While the plaintiff alleges hostile work environment, the issue has been inadequately briefed. " To establish a claim of hostile work environment, " the workplace [must be] permeated with discriminatory intimidation, ridicule, and insult that is sufficiently severe or pervasive to alter the conditions of the victim’s employment and create an abusive working environment." Britell v. Dept of Corrections, 247 Conn. 148, 166-67, 717 A.2d 1254 (1998). Therefore, the hostile work environment claim will not be considered.
Analysis
1. Defendant’s Unopposed Request to Revise and Plaintiff’s Exhaustion of Administrative Remedies
The defendant argues that the plaintiff’s substituted complaint, dated October 18, 2017, should be stricken because it does not comply with the defendant’s unopposed request to revise. Specifically, the defendant points to paragraphs five and eight, which requested that the plaintiff clarify which actions are alleged to be based on her race and on her gender and the precise time period when the alleged discriminatory actions were taken, respectively. Additionally, the defendant notes that instead of correcting the defects within the original complaint, the plaintiff adds new allegations that the plaintiff allegedly suffered discrimination from March 10, 2015 to the present and ongoing, as opposed to only the March 10, 2015 incident in the original complaint, which was not exhausted administratively in the CHRO complaint.
The plaintiff argues in her objection to the defendant’s motion to strike that the actions are based on both her race and gender. The defendant does not respond to this argument in its reply to the objection, but only repeats the argument that the substituted complaint should be stricken because of the additional allegations added into the substituted complaint.
In the present case, the plaintiff’s substituted complaint alleges in paragraph five that she has " exhausted all available administrative remedies." Additionally, the plaintiff notes that she filed a complaint with the Connecticut Commission on Human Rights and Opportunities and received a Release of Jurisdiction letter from the commission on May 31, 2016. Though the CHRO complaint has not been attached to the original complaint, the defendant has not challenged this issue.
" In ruling on a motion to strike the trial court is limited to considering the grounds specified in the motion." Meredith v. Police Commission, 182 Conn. 138, 140, 438 A.2d 27 (1980). The Connecticut Supreme Court " will not uphold the granting of [a] motion to strike on a ground not alleged in the motion nor relied upon by the trial court." Blancato v. Feldspar Corp., 203 Conn. 34, 44, 522 A.2d 1235 (1987). The trial court, in passing upon a motion to strike, may consider only the grounds specified in the motion. Id.

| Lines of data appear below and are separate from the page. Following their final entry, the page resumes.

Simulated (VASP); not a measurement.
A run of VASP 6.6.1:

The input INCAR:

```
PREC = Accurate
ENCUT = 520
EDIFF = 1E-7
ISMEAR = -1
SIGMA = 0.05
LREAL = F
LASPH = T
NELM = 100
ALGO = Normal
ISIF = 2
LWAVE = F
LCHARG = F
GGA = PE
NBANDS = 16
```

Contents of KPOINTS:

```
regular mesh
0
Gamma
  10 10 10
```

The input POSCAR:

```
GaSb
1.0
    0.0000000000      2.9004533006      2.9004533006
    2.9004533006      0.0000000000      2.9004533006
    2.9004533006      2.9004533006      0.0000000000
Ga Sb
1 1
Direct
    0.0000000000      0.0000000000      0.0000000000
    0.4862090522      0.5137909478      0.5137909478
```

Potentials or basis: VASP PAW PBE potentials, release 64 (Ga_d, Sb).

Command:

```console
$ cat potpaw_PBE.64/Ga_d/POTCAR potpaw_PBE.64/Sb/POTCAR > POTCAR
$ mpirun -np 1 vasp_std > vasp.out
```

The plaintiff argues that the CHRO complaint alleges that " [o]n or about March 15, 2015," she was blamed by her supervisor for violating internal rules regarding inmate interaction. The plaintiff’s substituted complaint adds that " [t]he relevant time frame is at least the beginning of March 10, 2015 and ongoing to the present time." However, the plaintiff states in her objection to the defendant’s motion to strike that " the issue in the complaint was the March 10, 2015 incident, and the CFEPA complaint is based upon that" and that " the complaint is not based upon the other acts against the Plaintiff." While there is a question as to whether the plaintiff’s allegations for acts beyond the CHRO complaint’s scope relate back to the incident within the statutory period- the March 10, 2015 incident- the plaintiff ultimately seems to concede that there are no further actions that took place after March 10, 2015.
The plaintiff’s argument is confusing, but she appears to be arguing that the incident itself occurred on March 10, 2015, but the harassment effects continued on after that date.
Because the court is limited on a motion to strike in viewing only the pleadings, see Faulkner v. United Technologies Corp., 240 Conn. 576, 580, 693 A.2d 293 (1997), the plaintiff has sufficiently attested to having filed her CHRO complaint within the statutory 180-day filing requirement. Nonetheless, the plaintiff cannot add additional allegations that were not contained in the original complaint. See Tax Data Solutions, LLC v. O’Brien, Superior Court, judicial district of New Haven, Docket No. CV-10-6016263-S (February 7, 2014, Fischer, B., J.).
Accordingly, the plaintiff has sufficiently pleaded that she had complied with the requisite 180-day filing requirement, but the additional allegations are improper and stricken.
2. Comparators that are Similarly Situated to the Plaintiff
In the present case, the plaintiff’s substituted complaint does not sufficiently allege the third prong of a prima facie employment discrimination case. In fact, the plaintiff has failed to allege any comparably situated individuals in her substituted complaint nor does she allege that the same expectations were applied to other employees who were not in a protected class.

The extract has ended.